On Limitations

As we go through the season of Lent, participating in various spiritual practices to challenge our faith, we come to realize our limits. There is a good chance that by the third week of Lent, our original plans for this season of repentance and discipline have been altered, or even abandoned altogether.

The Church Calendar anticipates our need for grace, with the time period for Lent actually being more than 40 days, giving us one day a week as a “cheat day” if you will. Sundays are not intended to be days of fasting and abstinence since every Sunday sabbath is a mini-Easter morning. Even during this season of introspection and repentance, we must take time to recall how the gospel story ends, and to celebrate the hope and grace that we have in Jesus Christ’s great victory over sin and death.

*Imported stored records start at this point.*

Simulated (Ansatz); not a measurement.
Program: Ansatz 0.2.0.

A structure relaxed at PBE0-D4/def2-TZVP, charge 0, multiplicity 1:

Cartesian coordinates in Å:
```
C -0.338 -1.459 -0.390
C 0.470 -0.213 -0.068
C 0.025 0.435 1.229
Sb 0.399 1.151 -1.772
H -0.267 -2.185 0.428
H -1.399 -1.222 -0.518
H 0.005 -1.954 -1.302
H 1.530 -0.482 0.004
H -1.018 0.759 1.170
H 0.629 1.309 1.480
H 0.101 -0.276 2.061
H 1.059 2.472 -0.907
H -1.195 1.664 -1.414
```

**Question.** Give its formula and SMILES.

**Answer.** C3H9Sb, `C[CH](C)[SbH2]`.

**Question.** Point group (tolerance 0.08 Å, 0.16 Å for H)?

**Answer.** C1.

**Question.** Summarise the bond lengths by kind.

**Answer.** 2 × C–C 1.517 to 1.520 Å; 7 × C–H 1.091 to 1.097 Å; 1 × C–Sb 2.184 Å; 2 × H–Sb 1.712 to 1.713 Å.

This weekly reprieve also reminds us that we can have some grace with ourselves. We can be righteously disappointed that we have backslid in our Lenten intentions, and simultaneously keep moving forward in our faith.

When we stop and think about it, hitting our limits is actually a marvelous way to get closer to God. When we reach a state of failure we realize all the more our need for a supremely loving God and for an abundantly hopeful Savior. At our end points of embarrassment, when our best efforts fall apart with surprising ease, we realize that we are fallible and fickle. We are human.

The good news is that God loves humans. Lent reminds us of our humanity perhaps more than any other season of the Church Calendar. As we dive deeply into story of Jesus passion we also discover Jesus’ boundless love for humanity. It is not for Jesus’ self-glorification that he willingly pursued his own demise at the hands of humanity. It was for the redemption of wayward humanity, for our ultimate reconciliation with God and with one another.

Even when we are at our worst, Jesus sees us at our best. There is a love Jesus has for you, for me, and for the whole world that sees limitless potential and possibilities within us, no matter what.

As we go further into the Lenten wilderness, where we may lose our way again and again, we need not fear that we are far from Jesus. The presence of Christ, through the power of the Holy Spirit, is a companion we can always rely on to love us and see the best within us. May we find hope, comfort, and encouragement in the amazing love of Jesus all year long.